Talking to people with passion for what they do. By Justin Strain.
Matt Wingett, photo: Paul Windsor
Matt Wingett – Southsea author and publisher. Much of Matt’s work involves Portsmouth, the city of his birth.
Tell us about the books you write. I don’t really have a genre, I have a setting, and that is Portsmouth. In 2017 I wrote a novel, The Snow Witch, telling the story of a mysterious young woman arriving in a snowbound Portsmouth and facing her past. In 2018, Portsmouth, A Literary and Pictorial Tour – a journey through historical Pompey, using descriptions from writers both famous and obscure. Last year I published Mysteries of Portsmouth, looking at paranormal and unexplained events over the last 200 years.
What have been the high and low points? My high point is the art exhibition based on The Snow Witch that was held in Cascades in November. The whole experience was so uplifting and quite humbling. My low point: 10 years fighting writers’ block,- which isn’t just not feeling like writing, as some people imagine, but a deep sense of doubt in one’s own value as a writer.
What is it about Portsmouth that captures your imagination? The city is an amazing mixture of rough, gritty, and beautiful. It’s poetic, joyous, dark, dangerous, with so many people living close to each other on an island with international connections and an extraordinary history.
What advice would you give to someone starting out in writing? Find your own voice. Try things out, but if it doesn’t work for you, ditch it. There’s a fashion in writing classes that villains must be likeable or have some quirk that makes them seem vulnerable. Utter rubbish. Follow what feels true to you, not what feels true to someone else.
How do you write? I type straight onto my laptop. I used to take notes, but if I can’t remember something, it’s probably not important. I do occasionally lay out the structure of a book onto cards, to help get the contents right. I will often rewrite to balance the sentences. The Snow Witch went to 28 drafts.
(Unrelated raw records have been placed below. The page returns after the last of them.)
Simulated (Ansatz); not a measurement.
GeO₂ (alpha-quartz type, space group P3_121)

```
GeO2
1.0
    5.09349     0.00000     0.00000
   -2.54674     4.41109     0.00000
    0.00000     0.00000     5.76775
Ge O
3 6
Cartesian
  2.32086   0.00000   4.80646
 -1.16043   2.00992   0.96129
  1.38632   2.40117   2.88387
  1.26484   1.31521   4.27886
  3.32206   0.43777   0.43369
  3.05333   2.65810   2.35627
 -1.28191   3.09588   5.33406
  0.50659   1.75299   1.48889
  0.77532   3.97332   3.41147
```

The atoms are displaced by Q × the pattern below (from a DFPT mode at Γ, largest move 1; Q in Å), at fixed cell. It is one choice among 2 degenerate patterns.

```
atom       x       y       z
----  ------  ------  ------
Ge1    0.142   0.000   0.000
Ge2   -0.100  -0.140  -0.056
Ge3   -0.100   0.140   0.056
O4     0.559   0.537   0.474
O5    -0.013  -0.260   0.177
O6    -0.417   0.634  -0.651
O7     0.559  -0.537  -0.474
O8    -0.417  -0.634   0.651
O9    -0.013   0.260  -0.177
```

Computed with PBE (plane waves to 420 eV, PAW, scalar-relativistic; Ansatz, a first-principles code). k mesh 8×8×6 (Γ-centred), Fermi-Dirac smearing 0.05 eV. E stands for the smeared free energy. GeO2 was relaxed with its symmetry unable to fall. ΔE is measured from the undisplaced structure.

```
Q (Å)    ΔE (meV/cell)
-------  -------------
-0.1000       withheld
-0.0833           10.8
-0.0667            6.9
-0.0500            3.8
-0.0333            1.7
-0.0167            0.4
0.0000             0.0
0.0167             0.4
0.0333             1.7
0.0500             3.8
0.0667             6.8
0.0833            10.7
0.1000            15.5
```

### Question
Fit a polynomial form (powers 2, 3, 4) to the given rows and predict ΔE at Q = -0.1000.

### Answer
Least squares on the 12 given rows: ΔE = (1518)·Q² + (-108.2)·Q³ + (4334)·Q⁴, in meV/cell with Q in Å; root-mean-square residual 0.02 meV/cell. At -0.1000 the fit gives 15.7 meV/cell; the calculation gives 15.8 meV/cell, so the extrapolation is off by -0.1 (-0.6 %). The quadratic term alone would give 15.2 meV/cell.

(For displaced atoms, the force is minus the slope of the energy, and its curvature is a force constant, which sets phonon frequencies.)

You often write about strange occurrences, has anything happened to you while writing? I sometimes sit in the half lotus position, listening to ethereal music while writing. I once went into a trance and cut off the blood supply to my foot. I got up to walk and crashed into furniture, sending everything flying. My father-in-law told me it served me right, but I have yet to find a moral connection between sitting and bad things happening to you.